Simon Ventura Trujillo, a scholar at the University of Washington will speak on "The Mexican-American War Never Ended: History Writing, Land Recovery, and La Alianza Federal de Mercedes" on Friday, June 15 at noon in the Waters Room (105) of Zimmerman Library on the UNM campus.
As one of the formative organizations of the Chicana/o and broader U.S. civil rights movement of the 1960s and 70s, La Alianza Federal de Mercedes is frequently remembered for its president Reies López Tijerina, and its armed raid on the Tierra Amarilla courthouse in 1967. Yet often overlooked within La Alianza's controversial campaign for land grant recovery is the group's attempt to connect issues of land to culture, legal and linguistic rights. The connections between land, culture, law and language are particularly evident in the vast amount of writing produced by the group throughout its roughly fifteen years of existence.
In his talk, Trujillo draws from archived public flyers, posters and pamphlets to open up a reconsideration of La Alianza as an experiment in collective history writing. In doing so, Trujillo explores the role that history writing played in la Alianza's attempt to recover lost land grants and generate claims of culture and linguistic rights to the U.S. and Mexico.

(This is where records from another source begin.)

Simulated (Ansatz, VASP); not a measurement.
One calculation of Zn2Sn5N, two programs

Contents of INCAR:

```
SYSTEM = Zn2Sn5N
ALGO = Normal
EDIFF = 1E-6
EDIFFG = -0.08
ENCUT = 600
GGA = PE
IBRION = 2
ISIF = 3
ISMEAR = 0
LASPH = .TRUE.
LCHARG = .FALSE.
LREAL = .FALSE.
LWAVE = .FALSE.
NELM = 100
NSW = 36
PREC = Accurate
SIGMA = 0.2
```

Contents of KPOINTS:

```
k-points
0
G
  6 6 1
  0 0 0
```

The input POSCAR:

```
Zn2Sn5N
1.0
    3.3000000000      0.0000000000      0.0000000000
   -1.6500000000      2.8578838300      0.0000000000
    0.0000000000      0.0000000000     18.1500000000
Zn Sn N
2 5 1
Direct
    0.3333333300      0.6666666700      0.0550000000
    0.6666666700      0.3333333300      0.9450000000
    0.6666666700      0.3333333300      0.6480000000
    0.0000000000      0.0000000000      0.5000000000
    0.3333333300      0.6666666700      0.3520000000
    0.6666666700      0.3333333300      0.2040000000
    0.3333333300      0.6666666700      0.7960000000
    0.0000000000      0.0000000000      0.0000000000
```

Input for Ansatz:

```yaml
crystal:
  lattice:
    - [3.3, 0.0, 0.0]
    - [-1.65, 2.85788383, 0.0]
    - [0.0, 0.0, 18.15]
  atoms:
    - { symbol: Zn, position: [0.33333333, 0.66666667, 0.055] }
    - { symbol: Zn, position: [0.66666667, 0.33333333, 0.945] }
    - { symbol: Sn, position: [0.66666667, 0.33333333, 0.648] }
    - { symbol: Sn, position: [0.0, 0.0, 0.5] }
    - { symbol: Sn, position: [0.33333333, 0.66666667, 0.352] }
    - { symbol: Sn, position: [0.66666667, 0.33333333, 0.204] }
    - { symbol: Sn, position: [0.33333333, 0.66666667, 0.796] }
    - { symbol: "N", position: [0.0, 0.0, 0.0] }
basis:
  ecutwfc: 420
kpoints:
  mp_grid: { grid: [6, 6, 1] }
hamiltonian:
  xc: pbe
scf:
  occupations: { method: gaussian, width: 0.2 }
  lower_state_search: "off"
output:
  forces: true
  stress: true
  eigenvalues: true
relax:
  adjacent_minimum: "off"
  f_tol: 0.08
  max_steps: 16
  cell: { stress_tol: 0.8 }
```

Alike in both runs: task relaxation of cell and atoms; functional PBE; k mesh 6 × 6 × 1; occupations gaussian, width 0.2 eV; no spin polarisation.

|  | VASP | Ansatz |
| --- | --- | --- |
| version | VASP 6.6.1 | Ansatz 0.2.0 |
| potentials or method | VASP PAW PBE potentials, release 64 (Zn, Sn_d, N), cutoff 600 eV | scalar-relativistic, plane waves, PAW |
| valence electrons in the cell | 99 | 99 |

Trujillo is currently pursuing his Ph.D. at the University of Washington, Seattle. Born in Albuquerque, N.M., he is writing his dissertation on the Indo-Hispano cultural politics of the New Mexican land grant movement, La Alianza Federal de Mercedes. He teaches courses on American Ethnic Literature and Chicana/o and Black cultural studies. As a descendant of formal Aliancistas, his research and teaching situates cultural work as a rich site of decolonial social struggle and interdisciplinary scholarship.
The talk is co-sponsored by the Center for Southwest Research, the Office of the State Historian, and the Historical Society of New Mexico. It is free and the public is welcome.